Donating Appreciated Stock to a Private Foundation: Tax Rules
Understand the specific tax framework for gifts of appreciated stock to private foundations, a strategy governed by rules distinct from public charities.
Understand the specific tax framework for gifts of appreciated stock to private foundations, a strategy governed by rules distinct from public charities.
Donating appreciated stock to a private foundation is a philanthropic strategy that intertwines financial planning with charitable goals. This approach allows individuals to support causes they care about while navigating a specific framework of tax regulations. These rules differ notably from those governing donations to public charities, presenting unique considerations for the donor.
The value of a charitable deduction for a gift to a private foundation is generally limited to the donor’s cost basis in the asset. This means the deduction is based on the original purchase price of the stock, not its current, higher market value. This rule significantly restricts the tax benefit, as it does not account for any appreciation in the stock’s value over the holding period.

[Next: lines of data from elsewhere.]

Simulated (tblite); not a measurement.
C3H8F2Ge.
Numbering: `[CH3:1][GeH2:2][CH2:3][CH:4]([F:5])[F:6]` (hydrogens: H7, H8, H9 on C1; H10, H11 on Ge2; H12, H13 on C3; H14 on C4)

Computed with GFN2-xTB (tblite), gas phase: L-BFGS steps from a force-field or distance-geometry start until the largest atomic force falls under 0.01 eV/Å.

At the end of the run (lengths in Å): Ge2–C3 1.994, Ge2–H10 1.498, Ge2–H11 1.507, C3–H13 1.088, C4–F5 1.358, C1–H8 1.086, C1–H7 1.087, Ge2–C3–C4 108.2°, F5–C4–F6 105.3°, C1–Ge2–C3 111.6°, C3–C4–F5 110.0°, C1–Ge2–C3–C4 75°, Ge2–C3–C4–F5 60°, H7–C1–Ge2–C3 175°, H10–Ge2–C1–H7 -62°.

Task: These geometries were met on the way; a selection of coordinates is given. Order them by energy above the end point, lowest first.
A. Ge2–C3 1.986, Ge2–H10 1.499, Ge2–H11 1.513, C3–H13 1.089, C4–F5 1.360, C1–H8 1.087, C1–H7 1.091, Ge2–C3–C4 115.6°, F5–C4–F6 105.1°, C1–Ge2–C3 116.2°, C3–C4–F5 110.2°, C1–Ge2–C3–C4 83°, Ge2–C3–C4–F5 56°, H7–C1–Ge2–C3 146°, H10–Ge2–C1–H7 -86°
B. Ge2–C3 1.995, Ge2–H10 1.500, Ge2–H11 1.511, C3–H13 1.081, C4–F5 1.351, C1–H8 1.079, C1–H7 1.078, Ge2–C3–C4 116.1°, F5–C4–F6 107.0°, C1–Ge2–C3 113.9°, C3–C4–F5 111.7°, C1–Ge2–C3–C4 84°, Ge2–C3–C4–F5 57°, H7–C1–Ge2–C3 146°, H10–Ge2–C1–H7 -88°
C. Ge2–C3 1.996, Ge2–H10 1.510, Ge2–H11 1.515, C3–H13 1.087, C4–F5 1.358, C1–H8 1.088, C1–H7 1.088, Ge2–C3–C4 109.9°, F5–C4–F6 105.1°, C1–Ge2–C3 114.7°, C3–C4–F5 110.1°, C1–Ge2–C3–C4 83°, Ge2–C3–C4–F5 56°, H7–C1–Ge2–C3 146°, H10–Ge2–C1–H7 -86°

An exception to this cost-basis limitation exists for donations of “qualified appreciated stock.” This category includes publicly traded stock for which market quotations are readily available. For a donation to qualify, the stock must also be a long-term capital gain property, meaning the donor must have held it for more than one year. If these conditions are met, the donor can deduct the full fair market value (FMV) of the stock at the time of the contribution.
The advantage of donating qualified appreciated stock is substantial. By contributing the stock directly, the donor avoids paying capital gains tax on the appreciation, which would have been due if they had sold the stock and then donated the cash proceeds. For example, consider a donor with stock purchased for $50,000 (cost basis) that is now worth $250,000 (FMV). A donation of this qualified stock to a private foundation allows for a $250,000 deduction, and the $200,000 capital gain is never taxed to the donor.
This special rule for qualified appreciated stock makes it a highly effective asset for charitable giving to a private foundation. It allows the donor to make a larger gift at a lower after-tax cost.
The use of a charitable deduction is subject to annual limits based on the donor’s adjusted gross income (AGI). For contributions of capital gain property, such as qualified appreciated stock, to a private non-operating foundation, the deduction is limited to 20% of the donor’s AGI for the tax year.
Donations of the same type of property to a public charity are generally subject to a higher limit of 30% of the donor’s AGI. The lower threshold for private foundations means that donors with very large contributions relative to their income may not be able to deduct the full value of their gift in a single year.
If a donor’s contribution of qualified appreciated stock exceeds the 20% AGI limit in the year of the gift, the excess deduction is not lost. The unused portion can be carried forward and deducted over the next five years, subject to the same 20% AGI limit in each of those subsequent years.
The primary document required by the IRS is Form 8283, Noncash Charitable Contributions. This form must be filed with the donor’s federal income tax return for the year the contribution is made. On this form, the donor must provide a detailed description of the stock, the date it was acquired, the cost basis, and its fair market value on the date of the donation.
For noncash contributions valued at more than $5,000, substantiation requirements become more stringent. While noncash contributions over $5,000 often require a qualified appraisal, an exception exists for publicly traded securities. Donations of qualified appreciated stock do not require a formal appraisal, even when valued over $5,000.
In addition to Form 8283, the donor must secure a contemporaneous written acknowledgment from the private foundation for any contribution of $250 or more. To be considered “contemporaneous,” the donor must receive this acknowledgment by the earlier of the date they file their tax return or the due date of the return. The document must include:
When a private foundation receives a donation of appreciated stock, the foundation takes on the donor’s original cost basis in the stock, a concept known as “carry-over basis.” The primary tax event for the foundation occurs when it decides to sell the donated securities. Upon sale, the foundation must pay a modest excise tax on its net investment income.
This excise tax is currently set at a rate of 1.39% and is applied to the net capital gains realized from the sale of the stock. The capital gain is calculated as the difference between the sale price and the donor’s original cost basis. The rate is significantly lower than the capital gains tax rates that would apply to an individual taxpayer.
The foundation must also follow rules regarding “excess business holdings.” These regulations prevent a private foundation and its disqualified persons—such as major donors and foundation managers—from collectively owning a significant stake in a business enterprise. Generally, their combined ownership is limited to 20% of the voting stock of an incorporated business. If a stock donation results in the foundation exceeding this threshold, it is required to divest itself of the excess holdings, typically within a five-year period, to avoid substantial penalty taxes.